Search code examples
c++armintrinsicsneon

Efficiently accumulate sign bits in arm neon


I have a loop that does some computations and then stores sign bits into a vector:

uint16x8_t rotate(const uint16_t* x);

void compute(const uint16_t* src, uint16_t* dst)
{
    uint16x8_t sign0 = vmovq_n_u16(0);
    uint16x8_t sign1 = vmovq_n_u16(0);
    for (int i=0; i<16; ++i)
    {
        uint16x8_t r0 = rotate(src++);
        uint16x8_t r1 = rotate(src++);
        // pseudo code:
        sign0 |= (r0 >> 15) << i;
        sign1 |= (r1 >> 15) << i;
    }
    vst1q_u16(dst+1, sign0);
    vst1q_u16(dst+8, sign1);
}

What's the best way to accumulate sign bits in neon that follows that pseudo code?

Here's what I came up with:

    r0 = vshrq_n_u16(r0, 15);
    r1 = vshrq_n_u16(r1, 15);
    sign0 = vsraq_n_u16(vshlq_n_u16(r0, 15), sign0, 1);
    sign1 = vsraq_n_u16(vshlq_n_u16(r1, 15), sign1, 1);

Also, note that the "pseudo code" actually works and generates pretty much the same code perf wise. What can be improved here? Note, in actual code there is no function calls in the loop, I trimmed down actual code to make it simple to understand. Another point: in neon you cannot use a variable for vector shift (e.g. i cannot use used to specify number of shifts).


Solution

  • ARM can do this in one vsri instruction (thanks @Jake'Alquimista'LEE).

    Given a new vector where that you want sign bits from, replace the low 15 bits of each element with the accumulator right-shifted by 1.

    You should unroll by 2 so the compiler doesn't need a mov instruction to copy the result back into the same register, because vsri is a 2-operand instruction, and the way we need to use it here gives us the result in a different register than the old sign0 accumulator.

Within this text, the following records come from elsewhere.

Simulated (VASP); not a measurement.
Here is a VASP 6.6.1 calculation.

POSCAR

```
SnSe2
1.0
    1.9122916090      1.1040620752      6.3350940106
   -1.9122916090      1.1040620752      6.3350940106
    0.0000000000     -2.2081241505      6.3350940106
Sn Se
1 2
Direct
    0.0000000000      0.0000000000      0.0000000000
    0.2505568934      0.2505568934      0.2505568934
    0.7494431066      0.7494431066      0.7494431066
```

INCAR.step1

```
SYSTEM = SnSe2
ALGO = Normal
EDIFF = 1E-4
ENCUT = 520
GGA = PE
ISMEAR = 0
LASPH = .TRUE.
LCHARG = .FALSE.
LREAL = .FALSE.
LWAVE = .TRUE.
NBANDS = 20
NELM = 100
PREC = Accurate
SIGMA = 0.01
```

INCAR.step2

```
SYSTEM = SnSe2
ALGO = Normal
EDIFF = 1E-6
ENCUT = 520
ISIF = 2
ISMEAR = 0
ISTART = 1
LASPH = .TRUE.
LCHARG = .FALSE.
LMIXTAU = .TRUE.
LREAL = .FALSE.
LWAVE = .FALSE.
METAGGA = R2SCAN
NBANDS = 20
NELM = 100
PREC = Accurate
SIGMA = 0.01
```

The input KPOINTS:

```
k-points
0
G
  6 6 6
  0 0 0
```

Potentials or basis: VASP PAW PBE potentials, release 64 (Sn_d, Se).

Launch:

    sign0 =  vsriq_n_u16(r0, sign0, 1);
    // insert already-accumulated bits below the new bit we want
    

    After 15 inserts, (or 16 if you start with sign0 = 0 instead of peeling the first iteration and using sign0=r0), all 16 bits (per element) of sign0 will be sign bits from r0 values.


    Previous suggestion: AND with a vector constant to isolate the sign bit. It's more efficient than two shifts.

    Your idea of accumulating with VSRA to shift the accumulator and add in the new bit is good, so we can keep that and get down to 2 instructions total.

    tmp = r0 & 0x8000;            // VAND
    sign0 = (sign0 >> 1) + tmp;   // VSRA
    

    or using neon intrinsics:

    uint16x8_t mask80 = vmovq_n_u16(0x8000);
    r0 = vandq_u16(r0, mask80);        // VAND
    sign0 = vsraq_n_u16(r0, sign0, 1); // VSRA
    

    Implement with intrinsics or asm however you like, and write the scalar version the same way to give the compiler a better chance to auto-vectorize.


    This does need a vector constant in a register. If you're very tight on registers, then 2 shifts could be better, but 3 shifts total seems likely to bottleneck on shifter throughput unless ARM chips typically spend a lot of real-estate on SIMD barrel shifters.

    In that case, maybe use this generic SIMD idea without ARM shift+accumulate or shift+insert

    tmp = r0 >> 15;     // logical right shift
    sign0 += sign0;     // add instead of left shifting
    sign0 |= tmp;       // or add or xor or whatever.
    

    This gives you the bits in the opposite order. If you can produce them in the opposite order, then great.

    Otherwise, does ARM have SIMD bit-reverse or only for scalar? (Generate in reverse order and flip them at the end, with some extra work for every vector bitmap, hopefully only one instruction.)

    Update: yes, AArch64 has rbit, so you could reverse bits within a byte, then byte-shuffle to put them in the right order. x86 could use a pshufb LUT to bit-reverse within bytes in two 4-bit chunks. This might not come out ahead of doing more work as you accumulate the bits on x86, though.